Outside In | Your next meal depends on 14 choke points in the world’s food supply transport chain
‘The most alarming message is not that these 14 choke points exist, but that the danger of something going wrong is extremely high – and rising by the year’

In 2000, China imported 10 million tonnes of soya beans. Today, imports have risen to 80 million tonnes – about 40 per cent of the world’s soya trade – and by 2025 it is expected to be 106 million. In the process, soya has overtaken maize, wheat and rice as the world’s most traded food commodity. From the farm cooperatives of Iowa and North Dakota to the smallholders in Sorriso in Brazil, wealth has been built on China’s burgeoning appetite for the nondescript green bean.
But the very success the world’s food exporters in meeting the need being created by a rising middle class of Chinese meat eaters is creating a wholly new challenge: rising worldwide reliance on food trade has created deep dependence on the road, rail and sea routes used to get farm products like soya to places like China.

This has created crucial “choke points” across the world – a total of 14 in all – where, if anything goes wrong, millions will go hungry and even starve.
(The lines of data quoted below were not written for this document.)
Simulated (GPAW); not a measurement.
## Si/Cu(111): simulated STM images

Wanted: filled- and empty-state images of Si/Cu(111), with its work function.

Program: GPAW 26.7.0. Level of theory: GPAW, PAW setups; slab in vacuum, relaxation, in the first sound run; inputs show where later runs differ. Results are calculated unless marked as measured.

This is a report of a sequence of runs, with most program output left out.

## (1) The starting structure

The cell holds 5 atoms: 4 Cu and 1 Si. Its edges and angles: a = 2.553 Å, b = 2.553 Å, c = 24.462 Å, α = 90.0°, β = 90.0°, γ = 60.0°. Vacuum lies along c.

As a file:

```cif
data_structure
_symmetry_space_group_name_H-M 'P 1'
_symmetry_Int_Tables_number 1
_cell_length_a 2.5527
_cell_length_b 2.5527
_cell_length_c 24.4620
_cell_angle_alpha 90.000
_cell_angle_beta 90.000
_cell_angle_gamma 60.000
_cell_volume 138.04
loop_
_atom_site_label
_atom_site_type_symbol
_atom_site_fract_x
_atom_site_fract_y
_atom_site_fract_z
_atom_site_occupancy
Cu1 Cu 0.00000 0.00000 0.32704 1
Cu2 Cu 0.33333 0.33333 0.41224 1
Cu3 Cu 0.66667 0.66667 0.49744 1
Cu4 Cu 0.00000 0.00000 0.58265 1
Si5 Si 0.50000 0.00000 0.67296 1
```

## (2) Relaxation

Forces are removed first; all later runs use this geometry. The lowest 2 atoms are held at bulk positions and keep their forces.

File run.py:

In a fascinating new study from Chatham House in London, which perhaps for the first time examines in detail the vulnerabilities of the world’s food supply chains, the most alarming message is not that these 14 choke points exist, but that the danger of something going wrong is extremely high – and rising by the year. They are “likely vectors and potential epicentres of systemic disruption”, the report claims.